This weekend was a busy one! We'll be having a house-warming party next week, and wanted to have some homemade goodies to serve. What better way to do that than the bake cookies?
After all, how much of a mess can baking cookies make?
Probably not much if it was just me making them, but when the rest of the family chips in? Let's just say cleaning services hang up when I call them.
For instance, we have a mixer that likes to kick into high gear the second you start it, so it throws everything in the bowl up and out, like a mini volcano. Personally I don't use the thing for cookie dough, but Mr. Spatula decided he wanted to break up some brown sugar by using the mixer.
Sugar chunks everywhere.
Still determined (a quality I find charming most of the time), he did it again. and again. Now the floor is covered with brown sugar. Then the cats walk through it, spreading the joy all over the house.
I just knew I shouldn't have mopped that morning.

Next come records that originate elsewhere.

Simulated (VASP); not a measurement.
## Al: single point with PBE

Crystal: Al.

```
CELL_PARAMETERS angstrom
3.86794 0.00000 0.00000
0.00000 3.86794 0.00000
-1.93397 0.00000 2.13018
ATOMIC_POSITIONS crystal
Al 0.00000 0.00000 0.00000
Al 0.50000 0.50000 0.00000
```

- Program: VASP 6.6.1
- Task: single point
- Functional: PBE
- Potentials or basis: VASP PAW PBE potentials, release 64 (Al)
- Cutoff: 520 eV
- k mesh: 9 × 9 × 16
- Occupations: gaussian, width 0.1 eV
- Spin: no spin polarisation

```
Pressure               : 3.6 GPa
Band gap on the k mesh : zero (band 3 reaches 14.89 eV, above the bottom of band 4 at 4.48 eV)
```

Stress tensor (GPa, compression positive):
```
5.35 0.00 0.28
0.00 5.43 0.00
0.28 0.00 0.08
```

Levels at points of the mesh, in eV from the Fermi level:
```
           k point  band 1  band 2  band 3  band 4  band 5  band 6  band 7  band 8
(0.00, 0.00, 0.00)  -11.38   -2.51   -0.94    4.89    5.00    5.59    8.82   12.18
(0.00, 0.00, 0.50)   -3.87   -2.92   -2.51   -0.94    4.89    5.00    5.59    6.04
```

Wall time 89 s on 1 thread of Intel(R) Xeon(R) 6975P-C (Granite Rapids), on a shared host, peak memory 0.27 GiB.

Having a brand-new kitchen gives you a sense of dread whenever you feel that shiny-new cleanliness is going to be marred by two children and their father. Especially when he breaks out the chocolate chips and a scuffle ensues, where oats go flying merrily by overenthusiastic mixing, peanut butter gets melted in the microwave, and more chips wind up in mouths than in the dough (though I admit, I took part in that particular scuffle).
Then the baking begins.
The batch we mix makes twenty dozen because we never do anything small, and every part of the counter and table is covered in cooling racks, a giant bowl of dough, and several cookie sheets. After six hours of sheer bliss, I was too tired to clean what was once a nice kitchen.
A kitchen that I'm still cleaning, by the way.
Here are a few hints and handy tips for those that decide to so something like this in their house:
1. Don't mop the floors. Clean floors attract brown sugar and anything sticky.
2. Don't clean counters or any surfaces of crumbs and specks. The new crumbs and specks will be lost without the old ones to tell them where they should go.
3. Don't do the dishes. Having all the dirty cookie sheets fall from the sink to the floor at the same time while the cats are trying to sneak cookies off the racks makes for a video worthy of winning prizes (then you can buy a new, private kitchen.) Don't forget to set up the camera ahead of time.
4. You need a damp kitchen towel in a rat-tail configuration to snap at fingers (and paws) that try to snatch cookies off the sheets and/or cooling racks.
5. Plan on doing nothing else for the rest of the day.
6. Plan on cleaning nothing else the rest of the week.
Or...
Don't make cookies. Go buy cookies and watch a movie with the family. Or make them when no one but you is home. Open your bedroom door enough so that the cats think they are sneaking into your room for a secret nap. Trust me, this works. And it will be the only way you will ever have hope of a clean kitchen again!